Hilina Pali Overlook

A stone shelter on a hillside overlooking the ocean
Hilina Pali Overlook

NPS Photo/M. Szoenyi

Quick Facts
Hawaiʻi Volcanoes National Park

Parking - Auto, Scenic View/Photo Spot, Trailhead

Hilina = struck (as by wind)
Pali = cliff
Hilina Pali = "windy cliff"

Hilina Pali Road was built by the Civilian Conservation Corps (CCC) from 1933 to 1942. The drive to Hilina Pali Overlook is 9 miles (14.5 km) off of Chain of Craters Road and is a narrow, one-lane road. Please drive with caution.

The overlook is approximately 2,282 ft (695.6 m) in elevation and over 12 miles (19.3 km) long. The last lava flow in this area was about 650 years ago.

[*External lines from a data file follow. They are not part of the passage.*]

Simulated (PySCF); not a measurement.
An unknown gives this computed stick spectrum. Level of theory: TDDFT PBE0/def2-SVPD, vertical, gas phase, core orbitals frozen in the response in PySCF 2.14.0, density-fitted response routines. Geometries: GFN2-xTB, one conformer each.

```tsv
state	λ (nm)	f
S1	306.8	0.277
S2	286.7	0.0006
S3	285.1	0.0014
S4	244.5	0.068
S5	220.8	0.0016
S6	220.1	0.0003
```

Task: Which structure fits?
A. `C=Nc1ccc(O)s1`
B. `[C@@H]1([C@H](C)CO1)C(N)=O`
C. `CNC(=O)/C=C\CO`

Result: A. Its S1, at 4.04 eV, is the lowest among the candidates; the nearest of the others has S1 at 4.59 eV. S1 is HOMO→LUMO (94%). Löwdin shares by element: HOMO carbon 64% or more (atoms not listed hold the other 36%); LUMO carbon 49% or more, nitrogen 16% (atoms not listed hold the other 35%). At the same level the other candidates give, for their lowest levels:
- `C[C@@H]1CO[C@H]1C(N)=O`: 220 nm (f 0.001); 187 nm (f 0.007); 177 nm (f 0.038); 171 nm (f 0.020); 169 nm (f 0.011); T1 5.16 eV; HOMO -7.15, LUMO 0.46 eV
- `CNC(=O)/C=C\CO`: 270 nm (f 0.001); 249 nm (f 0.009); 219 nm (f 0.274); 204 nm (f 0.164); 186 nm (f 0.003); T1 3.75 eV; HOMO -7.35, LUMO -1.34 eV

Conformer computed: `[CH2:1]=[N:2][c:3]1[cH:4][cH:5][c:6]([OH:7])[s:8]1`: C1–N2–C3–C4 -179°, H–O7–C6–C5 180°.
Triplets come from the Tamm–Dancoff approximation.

On the drive down the Hilina Pali Road, you will see native ‘ōhi‘a trees and native under brush. On the left side, between .9- 3.5 miles (1.4- 5.6 km) down, you will view the Koaʻe Fault, which lies between the east and southwest rift zones of Kīlauea Volcano. The fault extension was created by the slippage of the ground between the northern and southern parts of Kīlauea. It is separating about 0.5 inches (12.7 mm) –3.0 inches (76.2 mm) per year.